By Rene-Daniel Dubois (Translated by Linda Gaboriau: Abridged by permission of the author)
Directed by Alan Lee
Featuring Ryan Fisher, Lorne Hiro, Ross Tundo, Chris Lange
I believe dear readers, that there will be but one more opportunity to see this production at Hamilton Fringe: 6:00 PM tonight, Wednesday, July 22, at Pepper Jack Café. If you've been hesitating or unaware of the event, this is for your enlightenment.
Montreal, 1967, Expo and all that. A male prostitute has let himself into the office of Judge Delorme in the Montreal Court House. In this production we are brought into the narrative in the middle of its unfolding.
The light comes up and the picture comes into sudden focus in the way it happens when you're changing channels on the TV. A character is shouting at another character. A third is working one of those courtroom typing things and is recording on it what is being said.
This is not TV, however. We are in a small theatre space and the action is electric and alive, a few meters away from us. Within the hour that we spend with these actors the electricity turns to bolts of shock and nearly unbearable exposure to a man's most raw underbelly of violent emotion.
Director Lee keeps the tension tight even while action is limited, almost static at times. His actors play their roles with stunning realism. Lorne Hiro as a Montreal Police Inspector plays with splendid theatrical containment and sense of time and place, hitting violent highs and desperate lows with enviable discipline.

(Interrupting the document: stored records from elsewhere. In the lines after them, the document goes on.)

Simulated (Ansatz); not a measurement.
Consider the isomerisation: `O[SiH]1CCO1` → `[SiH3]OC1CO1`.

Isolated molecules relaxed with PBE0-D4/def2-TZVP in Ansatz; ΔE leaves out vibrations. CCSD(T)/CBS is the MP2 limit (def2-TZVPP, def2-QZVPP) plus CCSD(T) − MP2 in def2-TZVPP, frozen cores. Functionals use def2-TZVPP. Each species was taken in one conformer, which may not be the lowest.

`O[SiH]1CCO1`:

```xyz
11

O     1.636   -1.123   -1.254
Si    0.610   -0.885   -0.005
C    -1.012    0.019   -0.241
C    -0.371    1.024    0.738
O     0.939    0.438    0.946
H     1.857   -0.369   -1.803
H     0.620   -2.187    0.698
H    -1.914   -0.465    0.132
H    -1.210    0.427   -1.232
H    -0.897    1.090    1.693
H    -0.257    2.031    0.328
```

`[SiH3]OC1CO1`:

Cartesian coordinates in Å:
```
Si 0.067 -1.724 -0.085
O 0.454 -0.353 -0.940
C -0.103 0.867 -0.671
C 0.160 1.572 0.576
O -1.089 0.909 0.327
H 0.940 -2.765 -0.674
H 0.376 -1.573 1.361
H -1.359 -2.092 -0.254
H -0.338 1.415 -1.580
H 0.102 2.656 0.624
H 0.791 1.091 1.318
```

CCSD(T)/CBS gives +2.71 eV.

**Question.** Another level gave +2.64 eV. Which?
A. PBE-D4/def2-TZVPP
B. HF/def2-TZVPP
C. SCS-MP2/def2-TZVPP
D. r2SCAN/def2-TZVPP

Admirable as the indifferent stenographer, Ross Tundo, is a terrific second violin, underplaying expertly. And in an even smaller role, Chris Lang brings selected moments of crafty creativity to the device role of a simple Police Officer.
But the production owes its triumph to the young actor Ryan Fisher as Yves in a mercurial performance of skilful mastery. It would give too much away to explore this character here, except as noted already, that he is a hustler.
We can tell you that he has confessed to an horrendous murder where homosexual sex is involved, in a period when government was much more into the bedrooms of the nation than is the case today. Expo 67 has Montreal in the eyes of the world. Cover-up is the order of the day, but Yves is not interested in that.
No more to tell here, except that the last nearly ten minutes of the play are totally commanded by this young actor and he will take your breath away. "Bravo!"